Perhaps an acoustic labyrinth is where the acoustic minotaur hangs out?
OK, terrible joke – now the serious stuff. There are basically two ways to design a microphone. The first is where one side of the diaphragm is open to the air, and the other side is completely sealed. The second is to have both sides open to the air. (I suppose you might also consider having both sides sealed as a third type, but this won't pick up much sound!).
The type where only one side is open is known as the 'pressure microphone' as it is sensitive to tiny variations in the pressure of the surrounding air, caused by sound waves. Pressure is a so-called scalar quantity and has no direction. Pressure 'presses' equally in all directions, therefore this microphone is omnidirectional.

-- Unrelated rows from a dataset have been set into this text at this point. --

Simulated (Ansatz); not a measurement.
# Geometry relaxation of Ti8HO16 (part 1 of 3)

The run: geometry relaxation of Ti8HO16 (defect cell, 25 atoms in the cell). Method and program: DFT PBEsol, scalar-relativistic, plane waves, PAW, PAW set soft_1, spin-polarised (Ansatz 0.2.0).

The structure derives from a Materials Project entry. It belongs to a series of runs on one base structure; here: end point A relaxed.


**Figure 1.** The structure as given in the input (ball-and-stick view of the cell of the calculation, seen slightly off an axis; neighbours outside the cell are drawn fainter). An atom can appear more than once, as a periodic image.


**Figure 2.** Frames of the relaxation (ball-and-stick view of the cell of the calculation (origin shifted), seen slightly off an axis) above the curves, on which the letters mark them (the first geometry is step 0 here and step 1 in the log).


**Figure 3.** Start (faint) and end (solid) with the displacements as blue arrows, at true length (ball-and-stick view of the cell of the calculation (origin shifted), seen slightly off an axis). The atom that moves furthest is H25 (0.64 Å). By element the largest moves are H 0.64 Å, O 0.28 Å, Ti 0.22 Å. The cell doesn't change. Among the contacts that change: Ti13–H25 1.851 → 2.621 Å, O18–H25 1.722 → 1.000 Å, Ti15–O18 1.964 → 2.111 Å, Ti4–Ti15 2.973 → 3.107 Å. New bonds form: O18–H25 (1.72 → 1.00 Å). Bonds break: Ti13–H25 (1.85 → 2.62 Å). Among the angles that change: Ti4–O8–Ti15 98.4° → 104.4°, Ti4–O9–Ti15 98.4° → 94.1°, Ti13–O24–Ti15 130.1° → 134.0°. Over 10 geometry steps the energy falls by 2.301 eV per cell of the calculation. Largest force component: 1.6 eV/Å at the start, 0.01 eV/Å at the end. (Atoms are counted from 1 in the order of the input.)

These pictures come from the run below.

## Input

The type where both sides are open is known as a 'pressure gradient microphone' and is sensitive to the difference in pressure between the front and rear of the diaphragm. Pressure gradient is a vector quantity and does possess direction. Therefore this microphone is directional, and logically enough it is equally sensitive to the front and to the rear, but not sensitive at all at the sides.
So where do we get the cardioid microphone from, which is sensitive to the front, fairly sensitive at the sides, but totally insensitive at the back? The answer is to create a sort of halfway house between the pressure microphone and the pressure gradient microphone. This is done by allowing one side of the diaphragm to be completely open, the other side is partially open through an acoustic labyrinth that controls access to the rear. This is technically difficult to accomplish and early cardioid microphones had poor performance compared to omnidirectionals and figure-of-eights. However, microphone manufacturers have made impressive achievements and now there is little about a good quality cardioid microphone to criticize.
The acoustic labyrinth also features in the hypercardioid microphone.